(In the second part of the special Republic Day series, we will be looking at the unusual development pathway that India took and its consequences on the overall socio-economic development)
This was first published here.
In the previous dispatch, we discussed the unusual development pathway which India adopted and some of the consequences of it. We talked about premature industrialisation and servicification of the Indian economy and inter-state disparities as some of the consequences of India’s ‘precocious’ development journey.
Before moving forward, I would like to point out at a recent EPW article where the researchers have also talked about the unusual ‘servicification’ of the Indian economy. They argue that the services sector got a boost because of the huge FDI inflows. They begin the paper by talking about the structural changes in the Indian economy. A structural change in any economy means the sectoral contribution to the GDP changes, reallocation of labour happens from low-productive sector to high-productive sector and economy shifts from low-productive activity (agriculture) to high-productive activity (manufacturing and services).
The authors have used a Structural Change Index (SCI) to argue that because the East Asian countries had an organic transition from agriculture, to manufacturing and then finally to services, the SCI for them has followed a completely opposite path when compared the SCI trajectory of India that by-passed the manufacturing.
The authors argue that the increase in the FDI inflows in the service sector could be the reason why services play a dominant role in the Indian economy.

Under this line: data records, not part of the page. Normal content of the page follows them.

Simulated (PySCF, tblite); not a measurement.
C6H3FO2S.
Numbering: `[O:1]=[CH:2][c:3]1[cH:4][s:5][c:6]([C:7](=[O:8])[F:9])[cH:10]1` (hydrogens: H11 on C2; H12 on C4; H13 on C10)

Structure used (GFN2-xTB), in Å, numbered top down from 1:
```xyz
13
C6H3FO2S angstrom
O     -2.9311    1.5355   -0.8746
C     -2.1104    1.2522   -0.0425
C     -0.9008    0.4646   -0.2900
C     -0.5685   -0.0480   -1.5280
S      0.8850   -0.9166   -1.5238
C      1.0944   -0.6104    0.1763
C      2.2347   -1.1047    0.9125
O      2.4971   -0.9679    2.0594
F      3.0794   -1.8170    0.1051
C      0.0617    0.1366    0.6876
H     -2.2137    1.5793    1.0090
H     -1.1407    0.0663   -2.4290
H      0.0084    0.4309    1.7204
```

The Indian economy is perceived to have undergone substantial structural change since 1991, but the annual economic structural change indices show that the change has been significantly less when compared to the other major Asian economies. The services sector has dominated both the economic structure and growth rates, but it has failed to contribute much in terms of structural change and, thereby, reap the benefits; India can still benefit from its structural changes. The growth of the services sector affects the growth of industry positively not only by historical performance but also by current innovations. Such innovations are engendered by policy changes, social and cultural effects, and the discovery of new resources, and these innovations must be considered in policy formation. Both the services and industry sectors influenced GDP growth positively and significantly, but the impact of services growth on the overall growth of the Indian economy exceeded that of industry growth, and it had a significant positive impact on industry and emerged as the predominant sector of the Indian economy.A feedback relationship between FDI and services growth is a tell-tale sign of the services sector’s dependency on the external factor—FDI. This dependency is quite dynamic and unpredictable. If the services sector has a strong external link and it is dependent on the external market, any disturbance or decline in the external market would adversely affect the services-led domestic economy.
-Swapnil Soni & M H Bala, ‘Growth and Structural Change in the Indian Economy- An Analysis of Pattern, Determinants, and Outcomes’, EPW
An article on Mint has a very interesting analysis of India’s growth story vis-a-vis South Korea’s. In 1961, the per capita incomes of India and South Korea were more or less the same (India= $85.4 & Korea=$93.8). In 2019, the per capita incomes of these two countries diverged a big-time (India=$2,104.1 & Korea=$31,762). This happened because of South Korea’s focus on labour-intensive manufacturing like plywood, woven cotton fabrics, clothing, footwear etc. that boosted the exports and created manufacturing jobs.
As Panagariya writes in Free Trade and Prosperity: “Most products whose exports grew rapidly during the 1960s were labour-intensive. These included plywood, woven cotton fabrics, clothing, footwear and wigs... In the later years it only intensified, with new, unexpected items such as wigs and human hair emerging as major exports." This expansion of labour-intensive exports led to the creation of jobs, which helped people move away from agriculture towards manufacturing jobs. This led to income levels rising and that created a demand for services. In the process, a large part of the economy was rapidly urbanized.
-Vivek Kaul, Mint
Now, back to the incommensurate development argument, from the previous dispatch. In addition to the servicification and inter-state disparities, India’s precocious development model also led to low-social mobility of historically disadvantaged social groups and gender-based discrimination.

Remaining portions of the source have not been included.